But when they ventured inside the boat, they found not a single clue. Its 40-foot-long iron hull was barnacle-encrusted but not broken. The skeletons of eight members of the crew were found still in their seats at their respective battle stations; their bones bore no evidence of physical harm. The bilge pumps hadn't been activated. The air hatches were closed. There was no sign that anyone had tried to escape.

The report and article demonstrate that the H.L. Hunley may have accidentally sunk itself by means of a pressure wave caused by its own torpedo. The pressure wave could kill without a trace:

Instead, when a torpedo blows something up underwater, it creates pressure waves that reverberate in the water and through the body of anyone who happens to be in it. The instantaneous increase in pressure can squeeze oxygen out of the lungs and pop blood vessels in the brain. The effects are often deadly.

But the damage occurs exclusively in a victim's soft tissue, like the gut, lungs and brain — from the outside, it can be impossible to tell that the person has been harmed.

On the plus side, if it can be called that, the torpedo sank the Housatonic, a Union ship.
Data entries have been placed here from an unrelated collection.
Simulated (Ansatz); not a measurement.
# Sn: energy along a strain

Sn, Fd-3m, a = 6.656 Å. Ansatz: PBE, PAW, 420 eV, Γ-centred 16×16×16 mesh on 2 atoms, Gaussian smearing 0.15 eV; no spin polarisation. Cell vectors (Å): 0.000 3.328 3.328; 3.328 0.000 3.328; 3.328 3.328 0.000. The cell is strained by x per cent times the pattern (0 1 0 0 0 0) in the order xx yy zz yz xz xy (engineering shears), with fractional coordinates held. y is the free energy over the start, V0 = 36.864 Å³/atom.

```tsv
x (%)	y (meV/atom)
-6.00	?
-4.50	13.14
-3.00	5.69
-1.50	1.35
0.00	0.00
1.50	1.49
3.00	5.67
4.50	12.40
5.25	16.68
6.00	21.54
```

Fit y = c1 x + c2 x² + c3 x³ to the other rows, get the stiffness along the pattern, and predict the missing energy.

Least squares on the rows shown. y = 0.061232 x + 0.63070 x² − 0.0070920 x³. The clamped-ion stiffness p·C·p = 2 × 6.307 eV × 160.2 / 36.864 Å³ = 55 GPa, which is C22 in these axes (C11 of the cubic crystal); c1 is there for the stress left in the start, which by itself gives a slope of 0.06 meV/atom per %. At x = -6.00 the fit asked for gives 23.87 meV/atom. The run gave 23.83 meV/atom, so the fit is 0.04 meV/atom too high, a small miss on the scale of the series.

The academic article also contains some really cool diagrams of the H.L. Hunley as it would have looked on its final voyage back in 1864.

Here's the article.

A couple interesting thoughts after reading that aren't answered by the article or the study:

1. The WaPo story is filed under "Science", rather than "History" or something similar. Where does such an inherently interdisciplinary article get filed? The study it cites was written by an engineer, which supports the "Science" label. Still, not every traumatic blast happened in 1864, and history books frequently focus on disciplines from artists to homemaking...

2. To what extent did the Confederacy or outside observers realize what had happened? The discovery is so new, yet self-defeating pressure waves apparently weren't such a problem 50 years later when submarines were standard fare during World War I. The Russian Empire's submarine program faced severe problems in the Baltic Sea, but they were still 55 strong.